Which is just as well. Have you ever wondered whether your name might turn up somewhere in the secret police archives?

Milan Kundera | Photo: Elisa Cabot,  Wikimedia Commons,  CC BY-SA 2.0
“Well, of course you have the idea that you’re being followed by shadowy figures with their collars turned up, and I would occasionally think that maybe I was on some kind of roll-call. But I never had any trouble.”

Were you also writing about the atmosphere and the situation of people whom you met here and what they told you about freedom of speech and freedom of the press?
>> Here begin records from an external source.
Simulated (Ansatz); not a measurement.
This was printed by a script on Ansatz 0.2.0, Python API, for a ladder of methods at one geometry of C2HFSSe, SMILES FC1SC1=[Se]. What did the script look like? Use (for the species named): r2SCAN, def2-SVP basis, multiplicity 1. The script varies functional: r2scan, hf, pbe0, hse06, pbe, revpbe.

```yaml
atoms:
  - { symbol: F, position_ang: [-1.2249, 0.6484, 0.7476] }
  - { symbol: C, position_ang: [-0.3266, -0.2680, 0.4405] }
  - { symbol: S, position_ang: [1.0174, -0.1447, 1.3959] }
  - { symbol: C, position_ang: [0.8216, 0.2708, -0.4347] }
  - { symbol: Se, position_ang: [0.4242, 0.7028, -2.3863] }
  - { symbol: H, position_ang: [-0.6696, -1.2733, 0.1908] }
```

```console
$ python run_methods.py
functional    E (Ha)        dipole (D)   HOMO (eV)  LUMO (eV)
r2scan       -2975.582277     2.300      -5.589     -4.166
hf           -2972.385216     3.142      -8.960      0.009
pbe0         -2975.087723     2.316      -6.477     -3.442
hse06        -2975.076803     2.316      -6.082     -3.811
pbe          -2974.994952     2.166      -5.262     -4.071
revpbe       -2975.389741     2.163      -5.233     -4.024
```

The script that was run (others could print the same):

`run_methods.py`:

“I was personally and professionally very interested, because then I was editor-in-chief of Faber and Faber. I was editing and publishing Milan Kundera and Josef Škvorecký. So I know quite a lot about the literary scene. I was very privileged.”

Was there a lot of interest at the time in Czech writers in Britain?

“The phrase that comes to mind is the one that Penguin used. They described it as “Voices from Eastern Europe”. That was a series edited by Philip Roth. There was a brief period in the mid-80s when translated fiction was very popular and became incredibly fashionable. Kundera and Klíma were very fashionable. Hrabal was quite fashionable and Miroslav Holub was widely read. That wouldn’t be true now, but it was then, and it was a very important moment. I think it was because those writers seemed very exotic to English readers. Kundera was re-imagining the novel, remaking the novel. It was exciting and there was the frisson of work being smuggled out from behind the Iron Curtain.

“I could add one more thing that Milan Kundera, who was a huge bestseller at the time, at the time I met him had already left Czechoslovakia and was living in Paris. He in turn was becoming so in love with French and French culture that he was beginning to write in French. So my experience of Czech literature was rather peculiar as a result of this.”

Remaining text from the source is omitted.